Monday, May 09, 2005

Wedding preparations are under way.

The, uhh, fiancée and I are going to check out The Hastings House this weekend. For shits and giggles, I think we're going to check out The Ritz-Carlton too, but I can tell you right now, they're going to laugh me out of that place when I roll up in The 1997, 4-door, 98 horsepower, manual everything, Geo Prizm (mine's white for further emasculation [although that light, sparkly bronze is pretty bad]). How's that?! I just used a bracketed expression inside a parenthetical expression! The grammar gods are going to torture me for an eternity, I just know it.

Anyway, what I want to say is that I love being engaged and I think that I'm really going to like being married. I like seeing Jen's ring on her finger. I like thinking about the years we have ahead. I'm excited about having children and pets and a house and a life together.

In previous relationships, I hated having to compromise, but I really don't feel that way with Jen. I mean of course there are times when I want my way, but it usually works out that those are times that Jen is willing to compromise. It works the same the other way around though, too. Jen will want something a certain way or will want to go do something that I don't really don't want to do, but I realize that doing it will make her happy and that I don't feel that strongly against it, so I compromise. Typically, I end up being fine doing whatever it was I was against doing in the first place anyway.

Maybe my success with this relationship is the result of growing up, but I think that growing up is really the result of being in a relationship that I want to make work. I can't see myself without Jen. For those of you out there that think that our relationship is really easy, let me tell you somethin'. We met when we were 20 years old. Do you think that's an easy thing to deal with when you're 20? Knowing that you want to be with that other person for the rest of your life? I sure wasn't ready to meet my future wife at 20. I had run halfway around the world to give myself some time to work out who I was and what I was doing and that's where I met Jen. Talk about a kick in the head. It took a while for me to get accustomed to the fact that I needed to be ready for anything and that I couldn't be the selfish prick that we all had come to know and love. But I guess that's just what you do.

Anyway, that's my thought for the day.

...

Confession: sometimes, when I'm writing this late at night, I feel a little like Doogie at the end of an episode, when he's writing in his computer diary. Good times, good times.

1 Comments:

Anonymous Anonymous said...

Oh Jeffy poo that made my eyes well up!!! I'm so happy for you and I'm so happy you're happy and I'm happy because you're happy and ahhhh happiness!!!
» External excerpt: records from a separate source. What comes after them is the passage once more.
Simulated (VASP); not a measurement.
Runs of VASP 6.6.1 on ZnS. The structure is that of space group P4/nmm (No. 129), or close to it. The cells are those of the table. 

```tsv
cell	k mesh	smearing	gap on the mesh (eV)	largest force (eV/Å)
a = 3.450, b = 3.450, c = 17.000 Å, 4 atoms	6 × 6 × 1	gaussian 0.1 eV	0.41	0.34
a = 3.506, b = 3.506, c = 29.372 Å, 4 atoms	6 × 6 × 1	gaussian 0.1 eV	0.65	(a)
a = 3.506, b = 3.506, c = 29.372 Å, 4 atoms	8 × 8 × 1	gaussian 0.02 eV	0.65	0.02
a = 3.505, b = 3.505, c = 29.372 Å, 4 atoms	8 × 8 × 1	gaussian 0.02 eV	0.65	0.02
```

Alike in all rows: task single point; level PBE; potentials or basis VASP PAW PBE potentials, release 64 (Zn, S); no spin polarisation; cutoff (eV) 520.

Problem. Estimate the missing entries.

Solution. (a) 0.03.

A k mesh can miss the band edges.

OKay, but honestly don't ever talk about the 20 thing again cuz that made me freak out a little bit!!!! I'm 20 I don't want to meet that boy yet...no, no ,no, no, no!!!

Anyway, crazy will be leaving you now.

P.s. You just hit super dork status with that Doogie comment. I saw him all freaky on Law and Order though and then he's on that Harold and Kumar movie, but I didn't see it. Okay longest comment ever!! GOod bye!!!!